I started ARTeffects (now ARTfx) Jan. 1, 1983, primarily as a 2D-graphics business specializing in sign and billboard design. Shortly after, I purchased the second-ever Gerber Scientific Products Signmaker IV (serial #02). It was a novel piece of machinery for the time and the granddaddy of today’s automated sign equipment. Initially, I used the machine to assist with graphic layout, but its vinyl-cutting capacity steered me toward my company’s inevitable fate for the next 25 years to come – signmaking.
We have enjoyed the sign business, but felt the need to expand beyond its confines. In the past dozen or so years, ARTfx systematically ventured toward related forms of fabrication, including decorative architectural components, custom lighting and corporate art programs. As successes mount, our company continues the natural expansion of existing skills born within the sign trade and my fine-art background.
EXTERNAL V. INTERNAL
Designing and manufacturing light fixtures particularly complements our sign work. Although we now build custom lighting for all purposes, we still focus on external sign illumination. We’ve built hundreds of internally illuminated signs, but we never hesitate to push external light sources. After more than 40 years in the sign trade, I increasingly find illuminating a subject from the outside enhances definition of form with pronounced shadowing and sets the stage for more dramatic dimensionality. Within this realm, we also use hybrid lighting sources – instances in which we mix two external light sources or an internal light source with an external light source. Using one light source in conjunction with another often requires prototyping on a smaller scale because the results can be part science and part surprise.

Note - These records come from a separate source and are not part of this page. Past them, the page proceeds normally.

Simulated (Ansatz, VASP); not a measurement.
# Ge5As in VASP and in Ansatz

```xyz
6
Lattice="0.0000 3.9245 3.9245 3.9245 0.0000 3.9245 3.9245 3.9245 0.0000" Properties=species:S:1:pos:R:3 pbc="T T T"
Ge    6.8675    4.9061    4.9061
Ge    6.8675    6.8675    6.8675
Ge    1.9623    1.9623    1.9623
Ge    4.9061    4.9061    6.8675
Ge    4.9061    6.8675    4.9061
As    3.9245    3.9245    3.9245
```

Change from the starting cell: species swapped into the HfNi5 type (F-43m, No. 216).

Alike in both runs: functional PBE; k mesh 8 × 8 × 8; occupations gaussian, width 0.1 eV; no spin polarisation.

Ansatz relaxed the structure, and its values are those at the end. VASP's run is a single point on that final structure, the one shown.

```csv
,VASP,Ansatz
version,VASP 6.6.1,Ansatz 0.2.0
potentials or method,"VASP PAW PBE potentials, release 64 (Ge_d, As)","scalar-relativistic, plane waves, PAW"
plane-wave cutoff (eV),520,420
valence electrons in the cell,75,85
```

For a variety of long-building mounted signs, we have replaced the classically clunky and often multiseamed 8-ft. fluorescent-strip light with LED-strip fixtures as thin as 2 in. (semi-circular, square and triangular in profile) and as long as 30 ft. without a seam. For freestanding signs, concealed wash lighting tucked tightly into a crown molding increasingly replaces exposed ground lights. Lawn mower disasters are eliminated. In northern states, where snow can bury ground lighting or snowplows can pluck them clean, worries subside when the light sources are removed from harm’s way.
In time, methodical experimentation will lead sign manufacturers toward practical and pleasing solutions in the art of external lighting. Decisions such as how far to place a light fixture from the subject matter, or what width of beam to use or how to employ the proper light color will become routine. ARTfx has developed a variety of proprietary techniques for lighting signs externally. Each one of them has been carefully derived through time-honored trial and error. We’ve also made our share of humiliating mistakes, too.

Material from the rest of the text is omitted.